The oldest galaxy ever seen has been spotted by the James Webb Space Telescope
Webb's first science observations just set a new record for seeing the farthest out into space and furthest back in time.
Originally published on July 26, 2022, this article has been updated with new information.
It's only been two weeks since the very first images from Webb were revealed to the world. One of those spectacular views of the cosmos was the furthest look ever back in time and the farthest distance seen out into the cosmos. In that 'deep field' view were galaxies older than 13 billion years.

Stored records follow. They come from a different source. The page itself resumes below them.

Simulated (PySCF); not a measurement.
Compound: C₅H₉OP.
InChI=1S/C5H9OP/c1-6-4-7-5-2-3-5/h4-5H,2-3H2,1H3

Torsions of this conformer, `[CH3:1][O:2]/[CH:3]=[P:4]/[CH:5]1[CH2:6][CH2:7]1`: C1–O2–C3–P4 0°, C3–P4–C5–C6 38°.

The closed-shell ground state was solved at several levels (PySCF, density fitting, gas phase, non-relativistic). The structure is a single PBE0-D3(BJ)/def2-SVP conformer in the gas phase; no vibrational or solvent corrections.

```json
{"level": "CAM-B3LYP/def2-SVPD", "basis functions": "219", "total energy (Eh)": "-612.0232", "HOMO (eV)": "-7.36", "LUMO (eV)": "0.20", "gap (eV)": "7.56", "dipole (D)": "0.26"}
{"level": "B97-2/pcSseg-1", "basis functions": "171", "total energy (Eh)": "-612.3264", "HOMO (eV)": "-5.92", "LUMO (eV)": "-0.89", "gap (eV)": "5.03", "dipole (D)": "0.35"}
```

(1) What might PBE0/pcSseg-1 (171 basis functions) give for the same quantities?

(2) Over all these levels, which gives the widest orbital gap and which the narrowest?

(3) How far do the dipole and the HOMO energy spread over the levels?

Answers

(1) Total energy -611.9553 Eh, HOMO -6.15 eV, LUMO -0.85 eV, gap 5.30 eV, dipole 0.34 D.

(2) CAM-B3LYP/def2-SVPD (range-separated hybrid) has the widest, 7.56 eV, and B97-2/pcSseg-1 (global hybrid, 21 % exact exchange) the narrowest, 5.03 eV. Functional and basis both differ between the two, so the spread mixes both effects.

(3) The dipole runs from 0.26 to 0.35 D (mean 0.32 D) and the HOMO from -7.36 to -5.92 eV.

Now, a team of astronomers has seen even further back in time. Poring over some of the earliest science observations the telescope took, they found a galaxy that stood out from the rest.
Named GLASS-z13, this appears to be the oldest galaxy we've ever seen.
GLASS-z13 in JWST NIRCam (Naidu et al. 2022). Image composite: Gabriel Brammer (Cosmic Dawn Center, Niels Bohr Institute, University of Copenhagen). Raw data: T. Treu (UCLA) and GLASS-JWST.
The image above combines several different wavelengths of infrared light, which were set as different colours of the visible spectrum. Blues represent the shortest wavelengths and reds the longest wavelengths. The intense red of GLASS-z13 (at the centre) means that it is only picked up at the longest of wavelengths seen by Webb's NIRCam instrument.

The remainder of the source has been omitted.